A North Dakota woman faces up to 30 years in prison after she was stopped in Minnesota last month and police found a bong with traces of drugs, a glass jar containing a "crystal substance," and other paraphernalia, according to a report.
Jessica Beske, a 43-year-old resident of Fargo, was pulled over May 8 for speeding in Polk County, Minnesota, and deputies who searched her car after reporting smelling marijuana found the bong and the other items, the Minnesota Reformer reported.
The residue on the paraphernalia tested positive for methamphetamine, along with the eight ounces of water in the bong and the substance in the glass jar.

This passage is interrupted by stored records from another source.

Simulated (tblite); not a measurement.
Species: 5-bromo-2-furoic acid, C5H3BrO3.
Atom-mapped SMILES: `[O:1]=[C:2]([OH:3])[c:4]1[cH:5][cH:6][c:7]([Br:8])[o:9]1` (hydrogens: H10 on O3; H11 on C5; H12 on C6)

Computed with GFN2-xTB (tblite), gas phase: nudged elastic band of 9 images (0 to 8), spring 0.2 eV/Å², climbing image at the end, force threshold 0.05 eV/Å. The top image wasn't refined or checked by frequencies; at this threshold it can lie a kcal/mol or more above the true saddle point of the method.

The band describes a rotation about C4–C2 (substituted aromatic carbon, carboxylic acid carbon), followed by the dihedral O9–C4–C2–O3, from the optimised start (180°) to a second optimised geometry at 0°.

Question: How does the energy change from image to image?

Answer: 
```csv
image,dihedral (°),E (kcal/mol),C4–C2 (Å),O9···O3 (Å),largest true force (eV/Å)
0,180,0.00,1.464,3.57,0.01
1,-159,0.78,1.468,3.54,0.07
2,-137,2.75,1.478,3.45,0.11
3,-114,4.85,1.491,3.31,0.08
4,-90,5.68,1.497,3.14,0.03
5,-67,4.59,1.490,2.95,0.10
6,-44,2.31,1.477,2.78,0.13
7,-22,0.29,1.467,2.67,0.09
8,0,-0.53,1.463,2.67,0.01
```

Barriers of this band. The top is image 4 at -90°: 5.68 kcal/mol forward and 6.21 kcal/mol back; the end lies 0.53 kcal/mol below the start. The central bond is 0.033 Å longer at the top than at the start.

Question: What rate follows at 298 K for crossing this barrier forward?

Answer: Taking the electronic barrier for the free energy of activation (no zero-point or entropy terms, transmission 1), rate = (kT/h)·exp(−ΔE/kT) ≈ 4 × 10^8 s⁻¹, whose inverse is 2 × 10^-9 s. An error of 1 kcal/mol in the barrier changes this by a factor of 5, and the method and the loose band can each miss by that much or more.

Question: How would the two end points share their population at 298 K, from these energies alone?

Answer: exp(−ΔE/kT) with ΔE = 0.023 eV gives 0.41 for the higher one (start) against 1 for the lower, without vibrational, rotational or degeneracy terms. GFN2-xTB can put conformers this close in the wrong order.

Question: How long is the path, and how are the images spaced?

Beske told the outlet that she didn't have any drugs with her, only the paraphernalia.
She was charged with first-degree felony possession, which means that Beske could be sentenced to 30 years in prison and hit with a $1 million fine.
Beske told the Guardian that the charges came as a shock to her.
"All I could see was [the possibility of] 30 to 40 years. And I couldn't speak, I couldn't breathe," she said.
"They didn't even discuss it at all. They just pushed it through. Nobody's even thinking about whose lives are affected by this," Beske said of the legislative session.
At first she thought her arrest was a "mistake," but discovered after doing some research about the bong water exception in the law and how the legislature passed it.
The Minnesota Reformer said for charging purposes the eight ounces of water in the bong is considered the same as eight ounces of methamphetamine, more than the 50-gram threshold for the felony charge.
"The legislative intent behind the weight-based thresholds is to approximate whether a person is an end user or a dealer," Kurtis Hanna, a longtime Minnesota drug reform advocate, told the publication.
"The fact that some county prosecutors are subverting that clear intent and are charging end users as though they are wholesalers, ruining their lives in the process, is shameful," Hanna said.
Beske said the charges against her are wrong. "It's against common sense," she said. "It's against everybody's common sense."
The Minnesota legislature last year decriminalized drug paraphernalia, even if it contained traces of drugs.
But bong water was part of a law stemming from a 2009 court ruling that determined that water in a pipe "could be considered a 'drug mixture' under the legal definition, and hence could count toward substance weights used to determine offense severity," the report said.
Scott Buhler, the assistant Polk County attorney prosecuting Beske, said he couldn't comment on pending cases when asked about the taking cases involving bong water to court, saying the criminal complaint "speaks for itself."
He said the office "simply enforces the laws of this state as written."
Beske admits that she has a substance abuse problem and says the possibility of being locked up for 30 years makes her feel hopeless.
"It's just gonna make my life worse and make me want to use drugs more," she said. "That's why people use drugs mostly, is to cope."
She told the Guardian in the interview that she hopes the law will be changed.
"It's just so wrong that I just have to hold hope that this is going to change the law, hopefully," Beske said. "I don't want anybody else to have to have to go through this."